The design has advantages. Unlike cellular service, Wi-Fi is built for the transmission of digital data and can support robust delivery of, say, mug shots and fingerprints. This feature can come into play during emergencies. Also, after a destructive storm, wireless systems could be mounted and replaced without having to pull wires from the ground. But there are also some problems. Because of the short range of the local transmitters—necessary to limit interference—they cannot penetrate such obstacles as cement, steel pipes, or brick walls. Each user must therefore set up what’s called a bridge device to propagate the signal throughout the home. Bridge devices will be provided by the user’s ISP as part of the annual contract.

To ensure continuous service, the system has enough redundant capacity to allow it to ”heal” breaks. Every four seconds, each transmitter sends a signal to the connecting devices; if no reply comes, the transmitter senses the outage and reroutes the information to another cell. The entire process takes seconds. Any one section can thus be fixed without having to take down an entire segment of a network.

That feature offers more flexibility than a hard-wired network can manage, but that same openness also tends to open the way for hostile hackers. Existing Wi-Fi services have provided plenty of examples of the vulnerability. In a practice known as wardriving, a hacker equips a car with a laptop, long-range antennae and so-called sniffing software, and then hits the road in search of unprotected wireless networks. In Toronto, a wardriver was arrested for downloading child pornography while piggybacking on someone else’s network, potentially implicating the unsuspecting homeowner in his crime. In Maryland, a wardriver was convicted of trying to extort $17 million from a patent company after hacking into its network and stealing confidential information.

The Wireless Philadelphia plan would monitor only network performance, leaving the monitoring of usage to the various ISPs, which would set their own security policies. The system can support 17 layers of security, and each ISP will determine how many layers to offer its customers.

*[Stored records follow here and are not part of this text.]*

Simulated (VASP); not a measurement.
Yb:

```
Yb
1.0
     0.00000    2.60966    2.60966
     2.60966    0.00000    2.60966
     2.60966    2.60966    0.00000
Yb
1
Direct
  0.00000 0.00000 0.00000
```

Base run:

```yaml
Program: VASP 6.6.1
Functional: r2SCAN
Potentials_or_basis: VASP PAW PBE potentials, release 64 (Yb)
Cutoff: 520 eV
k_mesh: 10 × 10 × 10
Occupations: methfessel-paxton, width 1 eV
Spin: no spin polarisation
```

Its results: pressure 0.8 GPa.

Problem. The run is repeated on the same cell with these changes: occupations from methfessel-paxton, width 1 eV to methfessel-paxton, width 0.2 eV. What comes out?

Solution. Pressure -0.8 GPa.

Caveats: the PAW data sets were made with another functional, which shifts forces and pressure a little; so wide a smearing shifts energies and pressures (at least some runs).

Once the infrastructure is in place, new challenges are certain to follow—particularly, making sure that even the poorest citizen can take advantage of it. The city plans to set up free wireless access in 10 percent of its territory, so that anyone—including visitors from other areas or even other cities—can use it. Yet that is not enough, observes McClure of the Internet Industry Association. ”If all it took was Internet access, we would have done it 10 years ago,” he says.

Therefore, in the first five years, Wireless Philadelphia will spend $5 million to place 10 000 computers in needy households and teach recipients how to use them in an eight-hour course. ”The training is going to be critical,” says Dianne Strunk, chief executive of the Eastern Technology Council, an organization in Wayne, Pa., made up of tech companies in the Mid-Atlantic region. But Strunk says she is skeptical that citywide Wi-Fi can be a quick fix for more complex societal issues. ”There’s a lot of evidence that teenagers use the Internet and computers primarily for instant messaging and entertainment, [instead of] for school research,” she says. ”There is other evidence that urban neighborhoods will use it primarily for gaming.”

Then again, if you’d told Andrew Carnegie a century ago that only a few poor people would use the free libraries he was then building across the world, he wouldn’t have been fazed. A few is better than none.